Profitability and revenue growth are critical to a company’s sustainability and ability to enhance its overall value. When revenue and profitability are reviewed strictly in the context of numbers on a P&L, decisions may be made without the depth of analysis and consideration behind how the numbers got there to begin with.

The key to driving growth in revenue and profits lies in strategically analyzing three key factors: offerings, market segments and geographic pockets of opportunity. What makes the analysis most insightful is the rating, confirming and ranking process that uncovers hidden opportunities not previously considered.
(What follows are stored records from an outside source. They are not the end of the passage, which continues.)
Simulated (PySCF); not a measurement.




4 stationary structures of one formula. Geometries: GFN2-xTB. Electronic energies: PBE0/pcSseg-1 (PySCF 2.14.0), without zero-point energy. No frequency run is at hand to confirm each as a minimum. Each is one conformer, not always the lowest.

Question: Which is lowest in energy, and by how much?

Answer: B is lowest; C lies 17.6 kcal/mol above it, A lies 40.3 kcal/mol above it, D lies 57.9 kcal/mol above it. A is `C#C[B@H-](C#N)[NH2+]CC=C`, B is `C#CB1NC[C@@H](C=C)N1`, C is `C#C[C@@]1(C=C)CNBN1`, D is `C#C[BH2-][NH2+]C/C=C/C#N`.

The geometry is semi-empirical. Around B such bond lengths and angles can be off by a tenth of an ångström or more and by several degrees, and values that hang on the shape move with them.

Confirm Core Versus Value-Added Offerings

You should analyze your offerings with the intent to identify what is core to your business differentiation and what brings added value to your customers. Additionally, understanding the different components within a particular offering is important to effectively analyze its value to promote or potentially eliminate it.

Areas to rate for each offering include:

  • Most profitable by margin or volume
  • Least labor intensive
  • Internal expertise or competency to deliver
  • Internal efficiencies in place
  • Additional income streams
  • Market demand
  • Market adaptable

Rate each offering and subcomponent separately based on the following scale: 1 = Best, 2-3 = Very Good, 4-6 = Average, 7-8 = Poor and 9-10 = Very Poor. Using a spreadsheet, once your leadership team ratings are applied and aggregated, you can gain an immediate sense of which offerings are your core offerings and which ones may need to be further analyzed for value-added appeal or elimination.

A value-added offering is one that enhances your core offerings but is not one that is the primary focus of your promotion or differentiation. For instance, a landscape design firm’s offerings included landscape design, outdoor living design, landscape maintenance and landscape staging. Each main category was broken down further into various phases or components, which were also rated. Analysis revealed that shifting the core emphasis to outdoor living design and installation would differentiate and naturally parlay into landscape design and maintenance. Landscape staging was eliminated due to it taking resources away from more profitable offerings.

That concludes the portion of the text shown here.